In 1986, McAdam completed a follow-up study on the civic effects on participants in the 1964 Mississippi Freedom Summer, in which college students went to register black voters and to emphasize the denial of rights to blacks in the state. In that research, described in his book Freedom Summer, McAdam found that students who participated in Freedom Summer had significantly higher levels of subsequent civic-minded attitudes, dedication to radical politics, and activist commitments than the students who were accepted to Freedom Summer but did not participate. His findings in this research have contributed to the widely-held idea that civic activism and service among youth will contribute to "making citizens" in the future.

McAdam said he is skeptical about that idea, believing instead that only very specific types of service will have the effect of instilling civic virtue and behavior in participants. He does not believe that the Freedom Summer phenomenon is generalizable to all civic involvement and service-learning programs. He said that because of the unique historical and cultural factors surrounding each different service experience, it makes no sociological sense to treat them all the same way.

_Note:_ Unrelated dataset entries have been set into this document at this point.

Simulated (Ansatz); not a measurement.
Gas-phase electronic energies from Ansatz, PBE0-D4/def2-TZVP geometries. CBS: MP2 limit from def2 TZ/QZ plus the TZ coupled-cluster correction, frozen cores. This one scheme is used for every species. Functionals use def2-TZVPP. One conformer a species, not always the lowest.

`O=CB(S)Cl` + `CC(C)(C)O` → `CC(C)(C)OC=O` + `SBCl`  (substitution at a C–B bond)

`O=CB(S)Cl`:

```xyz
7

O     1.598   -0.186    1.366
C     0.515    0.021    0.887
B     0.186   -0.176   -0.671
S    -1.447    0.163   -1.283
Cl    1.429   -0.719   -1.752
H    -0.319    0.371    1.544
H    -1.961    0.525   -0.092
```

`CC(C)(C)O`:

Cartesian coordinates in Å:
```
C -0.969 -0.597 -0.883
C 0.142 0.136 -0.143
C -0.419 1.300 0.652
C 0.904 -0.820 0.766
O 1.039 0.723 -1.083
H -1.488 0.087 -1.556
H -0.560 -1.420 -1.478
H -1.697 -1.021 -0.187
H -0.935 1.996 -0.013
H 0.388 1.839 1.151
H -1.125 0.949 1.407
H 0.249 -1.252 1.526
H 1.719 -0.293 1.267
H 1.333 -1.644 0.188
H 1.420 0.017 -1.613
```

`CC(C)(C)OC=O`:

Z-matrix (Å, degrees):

His similar study of Teach For America was inspired by a request from the program's founder, Wendy Kopp. McAdam said that Teach For America has always considered itself not only a way to bring much needed teachers to students in under-resourced schools, but a way to create civic-mindedness and activist leadership in America's youth. To assess the effectiveness of this civic component, McAdam's research compared three groups – people who completed a full two-year stint in the program, people who began the program but dropped out in the middle, and people who were offered a position in the program but didn't accept. If the Freedom Summer-based conventional wisdom about the civic effects of service were correct, TFA participants would have higher levels of subsequent civic values and participation than non-participants or drop-outs, similarly to Freedom Summer.

McAdam said that he has just finished the initial analysis of his Teach For America data, and that he has made some surprising findings. The survey, sent to people who applied for and/or participated in TFA from 1993-1998, measured the respondents' attitudes towards civic service, their continued participation in service, and their participation in political activism. McAdam said that the attitudinal results found that TFA graduates measured slightly higher than drop-outs and non-matriculators on the indicators of civic values and attitudes. In measures of participation in educational service, however, there was no difference between graduates and non-matriculants, though drop-outs did score slightly lower. The only way that TFA graduates participated more in service was in continued participation with TFA, an area which is obviously that is only open to graduates. In fact, the group with the highest subsequent overall service involvement was non-matriculants. In the area of political activism, McAdam said that the data shows that graduates of TFA are less involved in activism organizations, less likely to give money to organizations, and less likely to vote than both drop-outs and non-matriculants.

McAdam pointed out that the differences in civic participation between each of these groups is relatively small compared to the gap between all of the subjects and their age peer group as a whole. He also mentioned that the initial attitudinal findings seem to contradict the behavioral findings. When McAdam reevaluated the attitudinal data, he found that most of the higher results for TFA graduates come from the group of graduates who have continued their participation with the program. McAdam said that his hunch is that this is the result of these participants ongoing socialization into the program's goals and beliefs.

So why are there no enduring effects from Teach For America the way there were from Freedom Summer? According to McAdam, he sees three main differences in the experiences which may account for the differences in the effects. One is the importance of the gap between participants' prior expectations about the world and the reality of the world they see in their experience. In McAdam's words, today's college students do not have the "starry eyed view of reality" that college students in the early 1960s had, so the transformative effects of the experience on their worldview are not as great. Also, McAdam said, Teach For America's organizers don't have the radical political mission and philosophy that Freedom Summer's organizers had, and therefore the program doesn't result in radical resocialization. Finally, he said that Freedom Summer was focused on sending its participants out into the world to continue the mission of social change, whereas Teach For America doesn't specifically subsequent action other than continued TFA participation.

McAdam concluded that we have to get away from ahistorical, asociological assumptions that youth service in and of itself has positive civic effects. Instead, we need to evaluate why some service experiences have significant effects and others do not in order to understand what really has positive effects on civic life. Following his lecture, McAdam answered questions about his research from students and faculty.